Are symbols, URLs and line ranges included in the budget?
My $0.02:
Definitely for line ranges because in the limit they're isomorphic to files. If we're doing the N file limit, later we could take a bunch of line ranges in the same file and say that count as 1, harmonize it that way?
URLs: I could go either way. URLs we didn't ship (IIRC) so as long as we loop back before shipping it... let's add a launch blocking task to a mini-PRD URL issue.
Does the context limit counter limited to @-mentions context only?
How does the user know if they are also hitting their input token limit? E.g., when they just copy and paste a file into the chat box
I ran a little analysis over some common repos.
A budget of 30k tokens would give us 10 files at the 90th percentile.
Total files: 20571 Mean: 1073.6000194448495, Median: 431.0, Max: 9120 90th Percentile: 3081.0
Repos checked
https://github.com/sourcegraph/cody.git, https://github.com/facebook/react.git, https://github.com/django/django.git, https://github.com/rust-lang/rust.git, https://github.com/golang/go.git, https://github.com/apache/kafka.git, https://github.com/google/leveldb.git
We let people @ things using the same token limits for follow up messages Any past @ things will be excluded from context if they can't fit into the budget, evicting the oldest first
@toolmantim I like this. So we would have 30k token budget (per analysis above)
First Message: User mentions 3 files of 3k each, eating up 9k / 30k token budget
Follow up 1: User mentions 4 more files of 5k each, eating up 20k more tokens. We keep the 9k tokens worth of chat messages previously mentioned for a total of 29k/30k used.

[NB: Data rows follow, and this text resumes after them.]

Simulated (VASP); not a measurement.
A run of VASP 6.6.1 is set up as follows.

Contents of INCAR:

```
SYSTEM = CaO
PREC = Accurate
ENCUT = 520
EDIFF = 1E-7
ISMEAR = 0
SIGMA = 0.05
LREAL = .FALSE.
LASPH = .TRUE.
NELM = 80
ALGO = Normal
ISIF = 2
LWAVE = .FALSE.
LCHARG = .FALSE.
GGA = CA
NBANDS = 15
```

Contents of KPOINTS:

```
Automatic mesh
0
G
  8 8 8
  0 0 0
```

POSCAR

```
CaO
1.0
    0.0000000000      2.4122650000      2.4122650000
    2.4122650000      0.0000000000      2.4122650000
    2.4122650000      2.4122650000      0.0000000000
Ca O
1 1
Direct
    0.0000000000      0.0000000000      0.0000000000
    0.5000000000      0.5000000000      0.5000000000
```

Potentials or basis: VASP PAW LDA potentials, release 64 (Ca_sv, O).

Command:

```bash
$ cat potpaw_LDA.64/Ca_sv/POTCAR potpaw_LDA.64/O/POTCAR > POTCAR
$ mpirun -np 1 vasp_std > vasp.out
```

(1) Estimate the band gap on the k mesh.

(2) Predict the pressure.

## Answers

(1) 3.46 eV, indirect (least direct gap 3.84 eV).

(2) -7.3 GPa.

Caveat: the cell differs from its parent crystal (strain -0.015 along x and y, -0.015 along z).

Follow up 2: User mentions 2 more files of 4k each, eating up 8k tokens. We now remove the 3 oldest files (freeing up 9k tokens) to make space for the 2 new files and 8k tokens they consume.
30k token
@chillatom is this 30k token equal to 30k * 4byte per token = 120k bytes?
Update: confirmed this is referring to token count and not bytes
User @ mention budget - this should be large enough for a user to @ mention 5 files that are 85th percentile in size for the average codebase, e.g. 5 x 1000 LOC = 5,000 LOC x 7.5 tokens / line = 38k tokens
Okay to have a per file limit, so that we don't allow a single 38k token file to be input. e.g. no file exceeds 7k tokens, but you can add as many files as you want up to 38k tokens.
This extra budget applies specifically to @-mentioned user context files. For example, for chat, DefaultPrompter needs new logic to apply this special budget.